Margaret admits that changing priorities during the war and in the years that followed forced her to put aside her paint brushes and sketching pens. However, that itch to create would not go away and Margaret once again began taking the opportunity to ply her craft. Her daughter Patricia remembers that “mom had an easel in the basement and would head downstairs to paint whenever she could.”
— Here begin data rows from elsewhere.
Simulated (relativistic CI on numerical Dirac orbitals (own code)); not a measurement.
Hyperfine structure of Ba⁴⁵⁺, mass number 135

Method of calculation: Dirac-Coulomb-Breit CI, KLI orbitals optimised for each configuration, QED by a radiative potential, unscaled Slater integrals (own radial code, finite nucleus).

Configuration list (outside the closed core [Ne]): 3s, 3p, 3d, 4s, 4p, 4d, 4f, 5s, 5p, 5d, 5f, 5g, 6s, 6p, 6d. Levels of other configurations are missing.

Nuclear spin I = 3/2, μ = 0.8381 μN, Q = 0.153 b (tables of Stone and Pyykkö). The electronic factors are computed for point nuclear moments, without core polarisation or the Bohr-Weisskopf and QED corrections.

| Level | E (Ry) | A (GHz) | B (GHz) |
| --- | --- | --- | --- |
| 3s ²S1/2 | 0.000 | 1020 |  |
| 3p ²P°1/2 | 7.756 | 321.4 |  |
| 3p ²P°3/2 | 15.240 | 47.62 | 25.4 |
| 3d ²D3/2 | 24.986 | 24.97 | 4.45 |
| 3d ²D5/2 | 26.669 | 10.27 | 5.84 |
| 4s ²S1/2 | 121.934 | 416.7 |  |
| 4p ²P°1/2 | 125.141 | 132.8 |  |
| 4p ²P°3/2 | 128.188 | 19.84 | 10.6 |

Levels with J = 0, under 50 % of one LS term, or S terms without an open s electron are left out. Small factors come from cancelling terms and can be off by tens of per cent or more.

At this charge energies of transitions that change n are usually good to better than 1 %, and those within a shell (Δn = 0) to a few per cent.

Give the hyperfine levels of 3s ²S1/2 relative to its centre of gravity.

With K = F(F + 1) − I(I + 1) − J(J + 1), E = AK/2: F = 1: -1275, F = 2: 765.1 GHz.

It was after her retirement in 1987 when Margaret’s portfolio really began to “blossom.” She enrolled in an advanced watercolors class at the Memorial Art Gallery where she continued to take classes for the next two decades. Margaret’s most prolific period as an artist saw her produce dozens of works—many of them floral arrangements and scenes depicting groves of flowers. When she moved to St. John’s Home she displayed several of them throughout her room, but because of the sheer volume of pieces, many of her works were kept unframed in a storage container.

Enter Mimi DeVinney, Quality of Life Specialist at St. John’s and facilitator of a group of creatives who meet in the art studio at St. John’s Home. While there are a handful of lifelong artists who participate in the group, Margaret’s abilities stood out immediately. “Her talent was obvious,” says Mimi. “She wasted no time cranking out new pieces and then taking supplies back to her room to work on her own.” Eventually Mimi approached Margaret about sharing her work in the gallery space. Margaret was skeptical at first, but Mimi was able to assist with the daunting tasks of choosing which works to display and having them matted for the show.

Margaret’s gallery reception was a huge success, with dozens of family members, friends, and St. John’s elders and employees stopping in to share in her moment. She has also enjoyed very positive feedback from those who have viewed her exhibit. “I’m so happy when people go down and say they enjoy the paintings. The first thing they ask is whether they can buy one.” While Margaret’s work is not for sale, she has taken to sketching portraits of many St. John’s employees who are interested. That number continues to grow.

Margaret—who will turn 97 years old in August—believes her work as an artist has played no small role in her longevity. Her words serve as inspiration for anyone who is considering whether or not to follow through with something they are passionate about. “I didn’t want to be idle. Painting has kept my mind busy. You have to think and measure when you paint. It has been my life, really.”